Clustering Configuration
The TIM+ server application functions well as a stand alone instance, however, in production environments it will most likely be necessary to run multiple instances of the server for high availability and load balancing. Because TIM+ is an extremely stateful protocol with persistent connections and other stateful attributes, multiple server instances must function together as a single logical cluster. This section describes the necessary configuration to run multiple TIM+ server instances as a cluster.
Clustering Topology
Clustering utilizes two or more instances of the TIM+ server application working together as a single logical unit. Each server application instance is generally run on a separate node (recommended), however this isn’t necessary so as long as each server application instance is listening on different TCP ports. The server applications utilized three components for persisting stateful information and cluster messaging:
- Database: The database stores long term persistent configuration information. This is necessary even in a non-clustered configuration.
- Clustered Caching: A lot of state information is stored using caches. In standalone mode, the TIM+ server application uses an in memory cache. In clustered mode, the server applications uses a clustered cache configuration. The default cache implementation uses Redis.
- Clustered Messaging: When in clustered mode, client and remote TIM+ server connections are distributed across the nodes in the cluster. Because messages must be delivered to client applications using their persistent connections to a discrete cluster node, messages received by one cluster node may need to be transmitted to another node for delivery to the destined client. Clustered messaging allows TIM+ message to travel across nodes in the cluster to be delivered to the appropriate client application’s connection. The server applications uses Spring Cloud Streams as the underlying messaging implementation and RabbitMQ and the default binding.
The diagram below illustrates an example cluster of three nodes running in a data center of public cloud using MySQL, Redis, and RabbitMQ as the clustering components. It also illustrates two client applications that are connected to two different nodes in the cluster.
Clustering Configuration
Enable Clustering
To enable clustering in a server application instance, you must first indicate the server’s intent to use clustering by adding the following configuration parameter to the server’s application.yml or bootstrap.yml file.
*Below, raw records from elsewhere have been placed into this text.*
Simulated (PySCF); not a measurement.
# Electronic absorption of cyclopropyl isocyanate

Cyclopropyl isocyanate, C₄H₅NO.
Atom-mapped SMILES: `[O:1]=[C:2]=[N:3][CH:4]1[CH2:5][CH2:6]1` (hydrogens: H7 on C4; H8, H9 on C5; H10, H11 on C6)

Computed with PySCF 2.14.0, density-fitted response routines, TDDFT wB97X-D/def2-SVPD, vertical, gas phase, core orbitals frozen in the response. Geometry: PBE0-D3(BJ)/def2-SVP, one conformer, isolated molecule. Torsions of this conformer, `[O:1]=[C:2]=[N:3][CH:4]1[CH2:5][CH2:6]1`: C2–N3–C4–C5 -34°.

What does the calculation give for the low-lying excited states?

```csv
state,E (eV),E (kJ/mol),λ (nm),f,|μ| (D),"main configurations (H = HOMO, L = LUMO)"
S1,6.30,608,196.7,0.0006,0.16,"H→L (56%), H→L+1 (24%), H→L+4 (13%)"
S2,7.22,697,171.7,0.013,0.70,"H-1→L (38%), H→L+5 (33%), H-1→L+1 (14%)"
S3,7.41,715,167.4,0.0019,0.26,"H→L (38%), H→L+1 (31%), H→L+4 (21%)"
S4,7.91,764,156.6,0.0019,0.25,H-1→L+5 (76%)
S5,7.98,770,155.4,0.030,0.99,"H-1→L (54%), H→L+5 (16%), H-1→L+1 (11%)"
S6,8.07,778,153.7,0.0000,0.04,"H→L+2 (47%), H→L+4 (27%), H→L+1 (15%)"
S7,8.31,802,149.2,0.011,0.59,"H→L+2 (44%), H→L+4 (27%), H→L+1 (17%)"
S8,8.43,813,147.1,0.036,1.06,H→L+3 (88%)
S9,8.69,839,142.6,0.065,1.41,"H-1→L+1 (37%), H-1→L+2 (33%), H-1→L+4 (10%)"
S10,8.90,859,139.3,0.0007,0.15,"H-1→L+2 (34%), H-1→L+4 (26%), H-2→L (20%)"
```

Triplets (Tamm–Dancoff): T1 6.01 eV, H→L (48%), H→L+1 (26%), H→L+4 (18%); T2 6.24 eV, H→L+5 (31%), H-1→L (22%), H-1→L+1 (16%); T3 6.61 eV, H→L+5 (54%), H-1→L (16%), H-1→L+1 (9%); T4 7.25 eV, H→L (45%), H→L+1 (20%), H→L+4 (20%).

timplus.server.enableClustering: true
Database Configuration
As mentioned in the deployment guide, the server application uses a local hsql database that is written to the server’s local file system. For clustering, you will need to use a database that is accessible by multiple instances of the server applciation across multiple nodes. You can update your application.yml or bootstrap.yml file with properties outlined in section 5 of the spring boot appendix to configure the connection to your database.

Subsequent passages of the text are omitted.